I’m trying to implement the singular value decomposition algorithm which factorises a matrix, M^(e,f), into three matrices U^(e,e), S^(e,f) and V^(f,f), such that M= U S V^T where U and V are orthonormal matrices and S a diagonal matrix by phrasing the problem as an optimisation one.
I create three 3 loss functions; one for the reconstruction error, one for the diagonal constraint on S, and one for the orthonormality constraint on U and V.
I understand there are algorithmic approaches to the problem of SVD and torch implements it too, but I’m trying to see if you can also solve it through optimisation.
Here is my code:
import torch
import torch.distributions as d
from functools import reduce
import math
STEPS = 100
STEP_SIZE = 0.0000000001
product = lambda x,y : x*y
dims = (44,8)
probs = torch.Tensor([1] * 50)
probs = (1/probs.sum() ) * probs
def loss_non_orthormality(X):
sim = X.T @ X
# cols span orthonormal basis: sim ----> off-diagonal elements should be zero
# '' ----> diagonal elements should all be 1
sim_diag= torch.diagflat(sim.diag())
idt = torch.eye(X.shape[0])
non_normal = sim_diag - idt
sim_off_diag = sim - sim_diag
l1 =torch.mean(torch.square(non_normal))
l2= torch.mean(torch.square(sim_off_diag))
return l1 + l2
def loss_off_diagonal(S):
zeros = torch.zeros(size=(S.shape[0]-torch.diagflat(S.diag()).shape[0],S.shape[1] ))
diag= torch.diagflat(S.diag())
S_diag = torch.vstack([diag,zeros])
non_zero = S - S_diag
l = torch.mean(torch.square(non_zero))
return l
def loss_reconstruction(m, U,S,V):
mr = m - (U @ S @ V.T)
l = torch.mean(torch.square(mr))
return l
def func_weighting(f1,f2,f3,f4,w1=0.06,w2=0.00,w3=0.00,w4=0.00):
return w1*f1 + w2*f2 + w3*f3 + w4*f4
# Stopping conditions
stop = lambda err, patience: True if all([e == err[-patience:][0] for e in err[-patience:]]) else False
patience = 5
err = []
def fit():
M = torch.Tensor([d.categorical.Categorical(probs=probs).sample() for _ in range(reduce(product,dims))]).reshape(dims)

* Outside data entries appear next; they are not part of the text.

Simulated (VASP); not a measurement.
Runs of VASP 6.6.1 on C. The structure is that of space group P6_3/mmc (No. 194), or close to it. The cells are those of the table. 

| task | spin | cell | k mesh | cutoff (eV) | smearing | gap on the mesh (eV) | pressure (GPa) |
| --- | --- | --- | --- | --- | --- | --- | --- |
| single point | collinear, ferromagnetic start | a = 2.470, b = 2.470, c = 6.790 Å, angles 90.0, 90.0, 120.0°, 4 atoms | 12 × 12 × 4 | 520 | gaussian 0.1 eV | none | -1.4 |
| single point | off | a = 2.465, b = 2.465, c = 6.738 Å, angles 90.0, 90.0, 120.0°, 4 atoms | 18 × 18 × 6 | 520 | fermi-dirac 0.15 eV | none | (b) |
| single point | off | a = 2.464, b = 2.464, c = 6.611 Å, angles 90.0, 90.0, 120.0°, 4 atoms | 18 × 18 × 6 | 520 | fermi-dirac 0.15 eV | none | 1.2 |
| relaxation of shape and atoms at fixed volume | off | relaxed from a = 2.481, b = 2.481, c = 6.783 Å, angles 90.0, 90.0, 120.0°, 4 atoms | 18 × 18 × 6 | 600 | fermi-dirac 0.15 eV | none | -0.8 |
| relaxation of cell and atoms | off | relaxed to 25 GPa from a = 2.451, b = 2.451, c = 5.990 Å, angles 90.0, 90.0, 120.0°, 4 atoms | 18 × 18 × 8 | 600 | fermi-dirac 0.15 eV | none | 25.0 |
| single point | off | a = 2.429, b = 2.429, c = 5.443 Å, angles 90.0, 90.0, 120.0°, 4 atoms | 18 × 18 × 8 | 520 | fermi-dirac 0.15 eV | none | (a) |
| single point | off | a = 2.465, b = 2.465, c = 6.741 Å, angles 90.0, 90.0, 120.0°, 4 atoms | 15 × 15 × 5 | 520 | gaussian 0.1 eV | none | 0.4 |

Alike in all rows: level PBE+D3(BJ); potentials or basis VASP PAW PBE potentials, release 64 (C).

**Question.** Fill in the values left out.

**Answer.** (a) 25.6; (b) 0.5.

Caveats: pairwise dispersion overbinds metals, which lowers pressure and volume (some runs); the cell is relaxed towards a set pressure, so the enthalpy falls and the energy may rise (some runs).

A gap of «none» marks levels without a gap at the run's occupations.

U = torch.Tensor([d.categorical.Categorical(probs=probs).sample() for _ in range(reduce(product,(dims[0],dims[0])))]).reshape((dims[0],dims[0]))
S = torch.Tensor([d.categorical.Categorical(probs=probs).sample() for _ in range(reduce(product,dims))]).reshape(dims)
V = torch.Tensor([d.categorical.Categorical(probs=probs).sample() for _ in range(reduce(product,(dims[1],dims[1])))]).reshape((dims[1],dims[1]))
U.requires_grad = True
S.requires_grad = True
V.requires_grad = True
for s in range(STEPS):
loss = func_weighting(loss_reconstruction(M, U,S,V),
loss_off_diagonal(S),
loss_non_orthormality(U),
loss_non_orthormality(V))
loss.backward()
print(f"Step {s} loss: {loss.data}")
U = U - STEP_SIZE * U.grad
S = S - STEP_SIZE * S.grad
V = V - STEP_SIZE * V.grad
U.grad = torch.zeros_like(U)
S.grad = torch.zeros_like(S)
V.grad = torch.zeros_like(V)
err.append(loss.data)
if math.isnan(loss.data):
print("fitting Diverged")
raise RuntimeError("Loss became infinity and thereby NotANumber; Nan")
if stop(err, patience) and s > patience + 1:
return (M, U, S, V)
M, U,S,V = fit()
The loss weighting function exists because when all equal, the fitting diverges. It’s only when the losses are weighted around a tenth of their actual value the script converges but even then, it does so in two steps.
Any chance anybody has any ideas on whether it’s feasible to do? Or if I’m just missing something obvious. I’ve tried different step sizes/ learning rates but they all diverge/converge in one/two steps.